We'll have to wait and see if another deal like that happens this offseason, but aside from that possibility, most every prospect has an NBA home for at least a season.
Here is a complete breakdown of every selection, with grades for the first-round picks.
(All prospect height, weight, age, stats and wingspan references per Draft Express)
(NBA stats per Basketball Reference)
(Salary references per Spotrac)
1. Cleveland Cavaliers: Anthony Bennett (SF/PF, UNLV)
Bennett can score inside and out. He averaged 16 points on 37 percent three-point shooting. He is a bit of tweener at 6'7" and 239 pounds, but his offensive skills are apparent.
There is some concern about Bennett's ability to guard small forwards in the NBA, and the Cavs could have gotten him a little later in the draft. Nonetheless, the Cavs have a legitimate scoring threat on the wing.
2. Orlando Magic: Victor Oladipo (SG, Kansas)
Oladipo's game is a mixture of Leandro Barbosa and Tony Allen. He's physical and extremely athletic, but the best aspect of his game may be his desire and motor. The latter qualities are probably what gave him the edge over Kansas' Ben McLemore.

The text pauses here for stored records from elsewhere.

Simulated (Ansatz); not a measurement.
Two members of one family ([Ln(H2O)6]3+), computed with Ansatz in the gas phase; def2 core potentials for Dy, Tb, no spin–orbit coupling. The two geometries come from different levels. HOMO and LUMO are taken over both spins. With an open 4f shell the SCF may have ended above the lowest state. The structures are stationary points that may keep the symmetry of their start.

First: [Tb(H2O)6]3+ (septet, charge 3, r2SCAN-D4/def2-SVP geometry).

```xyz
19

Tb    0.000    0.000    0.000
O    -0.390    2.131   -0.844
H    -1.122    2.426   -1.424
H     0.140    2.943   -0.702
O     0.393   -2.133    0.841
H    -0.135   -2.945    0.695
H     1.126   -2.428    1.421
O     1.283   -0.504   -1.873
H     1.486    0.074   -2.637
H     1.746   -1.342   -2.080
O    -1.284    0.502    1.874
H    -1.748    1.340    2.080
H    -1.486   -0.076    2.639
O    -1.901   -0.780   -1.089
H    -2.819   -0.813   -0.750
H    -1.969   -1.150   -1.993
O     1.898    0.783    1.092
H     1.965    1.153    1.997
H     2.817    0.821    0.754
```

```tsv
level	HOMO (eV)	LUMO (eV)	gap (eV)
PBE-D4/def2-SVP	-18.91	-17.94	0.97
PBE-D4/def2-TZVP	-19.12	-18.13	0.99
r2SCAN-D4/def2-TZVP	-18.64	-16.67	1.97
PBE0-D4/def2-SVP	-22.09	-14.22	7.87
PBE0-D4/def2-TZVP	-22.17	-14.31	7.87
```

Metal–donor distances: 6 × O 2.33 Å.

He still has to improve his outside shooting, but he is perhaps the safest bet at a productive player in the draft. McLemore has more potential, but it is hard to argue with this selection. Orlando is adding a talent and a locker-room presence with Oladipo.
3. Washington Wizards: Otto Porter (SF, Georgetown)
Every team needs a do-it-all glue guy, and that's exactly what the Wizards have with Otto Porter. He shot 42 percent from three-point range as sophomore, he can handle the ball and he defends.
If there is a knock on Porter, it is his lack of elite athleticism. That won't be a major issue in Washington, though, as they team already has John Wall at the point guard position.
The Wizards took a nice step toward wrapping up a playoff spot with this selection.
4. Charlotte Bobcats: Cody Zeller (PF/C, Indiana)
As athletic big men go, few have Zeller beat in this draft class. The Bobcats struggled to score last season with a points per game average of 93.4. That was only good for 26th in the NBA.
Zeller's ability to run the floor and finish in transition should give the Bobcats a chance to get easy baskets; nothing is more valuable to a team that struggles to score.
The Bobcats could have taken McLemore here to form a formidable backcourt with Kemba Walker, but Zeller is a decent selection.
5. Phoenix Suns: Alex Len (C, Maryland)
Here is the first mind-blowing selection of the first round. Len is a legit 7-footer with above-average athleticism, but he isn't the prospect Nerlens Noel is.
As Noel slipped out of the top five, it is unfathomable the Suns would pass on a defensive stalwart like Noel. Unless there is information about Noel's knee that hasn't been shared with the world, this is an odd pick.
6. New Orleans Pelicans: Nerlens Noel (C, Kentucky), Reportedly Traded to Philadelphia
Madness seemingly begot more madness as the Pelicans took Noel after the Suns should have tabbed him. Per Adrian Wojnarowski of Yahoo! Sports, sensibility was restored as Noel will reportedly be sent to the Philadelphia 76ers for All-Star point guard Jrue Holiday:
This pick went from ludicrous to ingenious. The Pelicans will land the point guard they needed to run their team, a future first-round pick and the 42nd pick in the 2013 draft, per ESPN's David Aldridge:
Holiday, Eric Gordon, Anthony Davis and Ryan Anderson give the Pelicans a strong core.
7. Sacramento Kings: Ben McLemore (SG, Kansas)
Who could blame the Kings for taking the player who many—including me—believe is the best overall prospect in the draft?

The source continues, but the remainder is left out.